Based on the constructed URL, a GetMethod object is instantiated and the method is executed. After the
execution, the GetMethod class provides various ways to extract an HTTP response. In this case, the simple getResponseBodyAsString method is used to obtain the whole response string. However,
the GetMethod class provides other methods that return an input stream instead of a string. For
large and long responses, using an input stream from the response is recommended. For more details, refer to
the Apache HTTP Client v3.1.Beta Javadocs.
The output from the program returns as a XML string which is in the Atom 1.0
syndicated feed format. This is the case as we did not specify the "output" format
parameter. The OmniFind supports two search result formats: Atom 1.0 and HTML snippet.
The search result format is controlled by the "output" search parameter. Unless
specified, the default is in Atom 1.0 format as shown below.
Listing 2. Sample search results in ATOM format
<?xml version="1.0" encoding="utf-8"?>
<feed xmlns="http://www.w3.org/2005/Atom"

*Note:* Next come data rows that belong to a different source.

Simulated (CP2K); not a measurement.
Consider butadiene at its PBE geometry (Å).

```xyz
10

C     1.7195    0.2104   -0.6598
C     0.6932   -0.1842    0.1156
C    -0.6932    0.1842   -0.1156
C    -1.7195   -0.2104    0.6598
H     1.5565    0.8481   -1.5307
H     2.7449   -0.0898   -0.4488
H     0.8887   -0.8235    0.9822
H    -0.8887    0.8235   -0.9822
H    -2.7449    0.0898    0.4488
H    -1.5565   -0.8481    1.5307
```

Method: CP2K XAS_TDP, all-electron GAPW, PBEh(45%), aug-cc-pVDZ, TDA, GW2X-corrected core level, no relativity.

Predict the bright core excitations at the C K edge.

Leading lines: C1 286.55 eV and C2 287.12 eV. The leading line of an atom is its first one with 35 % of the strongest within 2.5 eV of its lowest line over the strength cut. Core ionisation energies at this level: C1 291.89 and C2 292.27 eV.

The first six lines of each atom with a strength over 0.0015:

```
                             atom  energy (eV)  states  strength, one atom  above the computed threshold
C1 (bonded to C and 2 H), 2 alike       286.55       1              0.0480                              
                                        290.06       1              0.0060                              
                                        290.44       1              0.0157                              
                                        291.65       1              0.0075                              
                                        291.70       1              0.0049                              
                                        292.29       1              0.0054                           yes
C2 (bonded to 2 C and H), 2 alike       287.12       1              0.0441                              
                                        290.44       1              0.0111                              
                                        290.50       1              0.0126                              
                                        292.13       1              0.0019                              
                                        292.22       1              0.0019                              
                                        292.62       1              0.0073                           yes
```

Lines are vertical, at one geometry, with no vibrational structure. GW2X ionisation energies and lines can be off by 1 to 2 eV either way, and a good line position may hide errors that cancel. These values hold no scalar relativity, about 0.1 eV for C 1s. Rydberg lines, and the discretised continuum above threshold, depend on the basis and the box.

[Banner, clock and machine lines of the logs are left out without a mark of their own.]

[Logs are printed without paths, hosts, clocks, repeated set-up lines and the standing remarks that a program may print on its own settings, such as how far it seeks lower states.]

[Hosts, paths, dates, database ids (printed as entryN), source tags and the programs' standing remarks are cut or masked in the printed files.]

xmlns:opensearch="http://a9.com/-/spec/opensearch/1.1/">
<title>Search results for query 'Axis' on index Default</title>
<link
href="http://localhost:8800/api/search?
index=Default&results=1&query=Axis"
rel="self" type="application/atom+xml" />
<author>
<name>IBM OmniFind Yahoo! Edition API Web Service</name>
</author>
<id>
http://localhost:8800/api/search?index=Default&
results=1&query=Axis
</id>
<category term="Default" label="Default" />
<updated>2007-01-07T03:09:48Z</updated>
<opensearch:totalResults>94</opensearch:totalResults>
<opensearch:Query role="request" searchTerms="Axis" />
<opensearch:startIndex>1</opensearch:startIndex>
<opensearch:itemsPerPage>1</opensearch:itemsPerPage>
<entry>
<link
href="http://www.javaworld.com/askTheExpert.jsp?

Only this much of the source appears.